SENATE BILL REPORT

SB 5541

This analysis was prepared by non-partisan legislative staff for the use of legislative members in their deliberations. This analysis is not a part of the legislation nor does it constitute a statement of legislative intent.

As Passed Senate, March 11, 2013

Title: An act relating to redemption of real property.

Brief Description: Concerning the redemption of real property.

Sponsors: Senators Hobbs, Fain, Hatfield and Harper.

Brief History:

Committee Activity: Financial Institutions, Housing & Insurance: 2/12/13, 2/19/13 [DP].

Passed Senate: 3/11/13, 47-2.

SENATE COMMITTEE ON FINANCIAL INSTITUTIONS, HOUSING & INSURANCE

Majority Report: Do pass.

Signed by Senators Hobbs, Chair; Mullet, Vice Chair; Benton, Ranking Member; Fain, Hatfield, Nelson and Roach.

Staff: Alison Mendiola (786-7483)

Background: Dating back to the 19th century, a debtor whose real property is sold at a sheriff's foreclosure sale may have the opportunity to purchase back the real property by reimbursing the winning bid amount to the sheriff sale purchaser. This process is known as redemption. Redemption voids the sheriff's sale.

Redemption can occur as such:

Parties entitled to redeem include the judgment debtor and creditors who have a lien on the real property by judgment, decree, deed of trust, or mortgage on any portion of the property, or any portion separately sold subsequent in time to when the property was sold. In other words, the time that a creditor's interest is recorded determines a creditor's priority to redeem a foreclosure sale.

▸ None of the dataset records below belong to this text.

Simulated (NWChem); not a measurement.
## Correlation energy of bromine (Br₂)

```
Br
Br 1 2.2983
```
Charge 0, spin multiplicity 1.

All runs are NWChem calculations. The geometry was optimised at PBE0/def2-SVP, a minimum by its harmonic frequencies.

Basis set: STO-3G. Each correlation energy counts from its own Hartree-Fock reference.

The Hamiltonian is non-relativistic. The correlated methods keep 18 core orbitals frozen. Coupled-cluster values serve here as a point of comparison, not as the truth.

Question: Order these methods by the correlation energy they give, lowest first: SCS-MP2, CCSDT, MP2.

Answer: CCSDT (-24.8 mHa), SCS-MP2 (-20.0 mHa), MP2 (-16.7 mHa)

Super Lien Priority. Under RCW 64.34.364 condominium associations have super lien priority. If a unit holder is delinquent in assessments, the association can file a lien against a unit. The association lien is limited to the assessment amount for the six months prior to foreclosure. When an association forecloses upon a lien, and there is a mortgage on the unit recorded before the date on which the assessment became delinquent, the mortgagee must receive notice of the pending foreclosure and has the opportunity to pay off the lien prior to the sheriff's sale to preserve its deed of trust lien. If the mortgage lender does not pay the off the lien in this instance, the mortgage lender's lien is extinguished.

Summerhill Village Homeowner's Association v. Roughley. In a recent Court of Appeals Division 1 case, a unit owner was delinquent in paying the condominium association assessments, and the condominium association placed a lien on the unit and moved to foreclose on the lien. The condominium association named and served the mortgage lender in its judicial lien foreclosure action.  Because the lender did not respond or pay the six-month priority before the sheriff’s sale, the lender’s deed of trust was extinguished. The lender's servicer subsequently instituted foreclosure proceedings against the borrower who was in default.  According to the case, it was at this time the lender learned of the association's lien and foreclosure sale and tried to redeem. The court held that the lender was not a redemptioner. By not paying off the association's lien, the lender's rights were extinguished and they were not considered a redemptioner.

Summary of Bill: A creditor's priority to redeem an interest in foreclosed real property is determined by the creditor's priority, not the time in which the interest was recorded.

In the instance where a condominium association uses its super lien priority to foreclose on a unit owner for unpaid assessments, the lender's priority is not extinguished for failing to pay off the association's lien.

Appropriation: None.

Fiscal Note: Not requested.

Committee/Commission/Task Force Created: No.

Effective Date: Ninety days after adjournment of session in which bill is passed.

Staff Summary of Public Testimony: PRO: At issue here is who qualifies as a party who can redeem. The current law was enacted in 1899. Lending and priorities have become more complicated since then. If a property has a homeowners' association (HOA) line, if that property is redeemed, the HOA is paid in full plus 12 percent interest. This bill restores certainty in the redemption process and preserves a healthy lending environment for condominiums moving forward.

CON: Foreclosures hurt condominium associations dealing with bad loans as condominium assessments are divided by all units. When an owner does not pay, the association still has to insure and maintain property; others pay for it. Currently, a lender gets notice and can pay the limited amount before a sheriff’s sale. A recent court of appeals case only applies to limited situations and does not impact an owner’s redemption rights. There is a group out of the Washington State Bar Association working on an overhaul of these statutes and we should wait to make any more changes until then.

Persons Testifying: PRO: Brian Sommer, Realty in Motion; Denny Eliason, WA Bankers Assn.

CON: Kathryn Hedrick, Michael Fullbright, WA State Chapter of Community Assns. Institute.